As someone who has treated people with alcohol and drug problems, as well as other issues, I never dreamed that I would one day have an addict in my family. The addict in my family is my dog, Dafka. He is addicted to his kong. For those of you who don't know what a kong is, it is round, three-tiered and pyramid-shaped. It is made of very heavy rubber which is puncture resistant, very bouncy and chewer friendly. He can keep playing with it for hours. I realized that he was addicted to it one day when I let him out and I was carrying the kong. He sat and started to shake all over before I gave it to him. It was kind of funny, seeing this big black dog so totally and absolutely focused on this little red rubber thing in my hand. He never concentrated on anything else in that way. If he is offered a treat, he totally ignores it if he has the kong. The kong comes before eating. The biggest surprise was discovering that the kong came before a walk. Previously, when he heard his leash, he would be all excited and come running. Now, if he has the kong, forget about the walk.
When I started to write this, I thought that it would be kind of a cute story. I came to realize that it is actually an almost perfect metaphor for someone with an addiction, and it is neither funny nor cute. As anyone who has dealt with addiction in any form knows, whether it be drug or process, whatever the addiction, feeding the addiction comes before anything else--family, friends, work, play, sex, health, food--you name it.
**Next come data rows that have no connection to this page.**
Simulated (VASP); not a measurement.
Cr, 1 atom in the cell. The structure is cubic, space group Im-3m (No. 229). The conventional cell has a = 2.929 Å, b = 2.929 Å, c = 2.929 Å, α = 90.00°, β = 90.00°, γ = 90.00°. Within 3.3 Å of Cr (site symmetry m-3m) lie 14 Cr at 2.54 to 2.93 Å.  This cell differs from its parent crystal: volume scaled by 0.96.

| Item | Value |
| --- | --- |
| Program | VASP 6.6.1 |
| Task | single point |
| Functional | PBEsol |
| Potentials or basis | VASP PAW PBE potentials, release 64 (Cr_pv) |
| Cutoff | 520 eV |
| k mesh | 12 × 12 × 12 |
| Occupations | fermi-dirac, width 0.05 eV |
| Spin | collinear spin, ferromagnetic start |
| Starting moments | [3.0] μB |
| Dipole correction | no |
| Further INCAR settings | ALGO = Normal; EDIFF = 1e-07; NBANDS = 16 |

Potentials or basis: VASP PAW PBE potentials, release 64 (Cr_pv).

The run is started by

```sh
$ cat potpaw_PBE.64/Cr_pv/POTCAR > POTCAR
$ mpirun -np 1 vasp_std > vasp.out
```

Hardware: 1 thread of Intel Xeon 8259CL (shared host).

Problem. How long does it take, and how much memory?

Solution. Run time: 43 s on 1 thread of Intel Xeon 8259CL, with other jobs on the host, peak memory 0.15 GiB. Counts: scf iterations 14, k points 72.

An integral part of addiction includes the ritual involved in obtaining the coveted item. A person with an addiction may or may not include others in her/his ritual. I, of course, am an inseparable part of Dafka's addiction ritual. He cannot get his beloved kong without me, and we do have a ritual. When he gets up, he has to go outside without the kong; come back in when he's ready and eat. When he is finished eating, he comes into the kitchen and just stares at the kong on the kitchen counter. He absolutely does not move anything except his rib cage as he is breathing. When I finally pick up the kong, we go to the back door. I open it. He has to sit quietly (very hard for him to do as he is already shaking), no barking, and I give him the kong. I guess that you could say that I'm being codependent, and enabling him.
If you see yourself in any of this, either as as someone suffering from addiction or as a codependent, I would strongly urge you to find someone to talk with. Help is available and you deserve to take care of yourself.